Don't Make Your 529 Plan Distribution Taxing

USA

Dear Dr. Don, I have two sons currently in college. I am tapping Section 529 plan accounts to pay their fees. When I withdraw, say, $1,000, the fund pays it out as, say, $800 from contributions and $200 from earnings. When I determine the taxability, should the qualified higher education expenses, or QHEE, be greater than $200 or should it be greater than $1,000 for the entire withdrawal to be tax-free? -- Abe Accounts

Dear Abe, Greater than $1,000. When you take money out of a Section 529 plan to pay qualified educational expenses, all of the money distributed has to go toward the expenses to get the tax benefit. The breakdown you get from the plan is useful in computing your taxes because it's the investment earnings that are free of federal income taxes.

The plan is required to provide you with a Form 1099-Q, Payments from Qualified Education Programs, from each of the plans from which you received a 529 plan distribution in a tax year. The form should be sent to you by Jan. 31.

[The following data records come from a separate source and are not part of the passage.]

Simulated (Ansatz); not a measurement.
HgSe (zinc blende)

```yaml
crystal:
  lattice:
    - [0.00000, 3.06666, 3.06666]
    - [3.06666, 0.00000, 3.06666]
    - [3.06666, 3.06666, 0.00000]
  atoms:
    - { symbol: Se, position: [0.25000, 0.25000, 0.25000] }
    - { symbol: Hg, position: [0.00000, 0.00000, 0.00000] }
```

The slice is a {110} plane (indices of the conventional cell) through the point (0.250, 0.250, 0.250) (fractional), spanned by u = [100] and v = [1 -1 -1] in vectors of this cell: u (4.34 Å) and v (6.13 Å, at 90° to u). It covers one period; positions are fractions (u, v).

The contributions were taxed on the way into the account. They're not taxed on the way out. You still need to spend the contributions when distributed for qualified educational expenses to get the tax break on the investment earnings used for qualified expenses. If you withdraw more than the qualified expenses, the excess is considered a nonqualified distribution. If you take the money out and don't spend it on qualified distributions, the distribution will be taxed. In general, taxable distributions also are subject to a 10% penalty tax on the amount included as taxable income.

To determine if total distributions for the year are more or less than the amount of qualified education expenses, you must compare the total of all 529 plan distributions for the tax year to the adjusted qualified education expenses.

With a child in college myself, I'm having a hard time figuring out why you feel the need to try to finesse distributions out of the 529 plan for anything other than qualified expenses for your two college students. Don't try to game the IRS on this one.